In his paper (I have a year 2000 printed copy from Cuba) Keller argues that motivation is a product of four factors: Attention, Relevance, Confidence and Satisfaction. You need all of them incorporated in your lessons and learning materials for them to be motivational. I could argue that you need the same characteristics at work in order to motivate people to do their job as you wish.

Once you start a lesson you need to grab the audience Attention so they can listen to you. Then the topic needs to be relevant to the audience so they will continue listening to the end. This makes for a good start but is not enough. Confidence means for the audience to feel confident they can perform all the necessary tasks on their own, that they have what it takes to learn (and you have to build that). If they think they can't make it from the start then it is a lost battle. And Satisfaction means the person feels that achievements are due to their own abilities and hard work not due to external factors (work not demanding enough, luck, etc).

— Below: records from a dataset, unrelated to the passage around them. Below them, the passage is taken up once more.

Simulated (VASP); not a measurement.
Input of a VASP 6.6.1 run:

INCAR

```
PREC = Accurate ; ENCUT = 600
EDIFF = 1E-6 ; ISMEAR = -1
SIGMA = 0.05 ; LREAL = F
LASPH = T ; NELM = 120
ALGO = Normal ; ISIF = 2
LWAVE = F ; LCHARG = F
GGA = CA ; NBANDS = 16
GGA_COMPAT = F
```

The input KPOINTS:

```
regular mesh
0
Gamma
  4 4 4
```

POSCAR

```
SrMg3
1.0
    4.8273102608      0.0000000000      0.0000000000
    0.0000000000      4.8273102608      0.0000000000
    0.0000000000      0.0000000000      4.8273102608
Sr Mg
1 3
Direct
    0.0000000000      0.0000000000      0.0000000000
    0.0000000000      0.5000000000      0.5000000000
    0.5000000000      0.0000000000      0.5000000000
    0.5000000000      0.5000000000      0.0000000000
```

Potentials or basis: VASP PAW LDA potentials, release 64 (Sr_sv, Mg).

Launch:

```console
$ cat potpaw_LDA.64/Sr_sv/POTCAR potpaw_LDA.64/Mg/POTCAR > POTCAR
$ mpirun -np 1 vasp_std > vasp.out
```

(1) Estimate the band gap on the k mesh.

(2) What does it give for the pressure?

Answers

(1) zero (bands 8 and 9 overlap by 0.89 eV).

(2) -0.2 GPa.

If all of the above 4 factors are true then the audience should feel personally motivated to learn because they can clearly understand the benefit for themselves and they realize that everything depends on them.

ARCS gives you a model to evaluate your target audience and lesson properties and figure out tactics by which to address any shortcomings in the above 4 areas.

Last Friday I hosted 2 training sessions: a Python and Selenium workshop at HackConf and then a lecture about test case management and demo of Kiwi TCMS before students at Pragmatic IT academy. For both of them I used the simplified ARCS evaluation matrix.

In this matrix the columns map to the ARCS areas while the rows map to different parts of the lesson: audience, presentation media, exercise, etc. Here's how I used them (I've mostly analyzed the audience).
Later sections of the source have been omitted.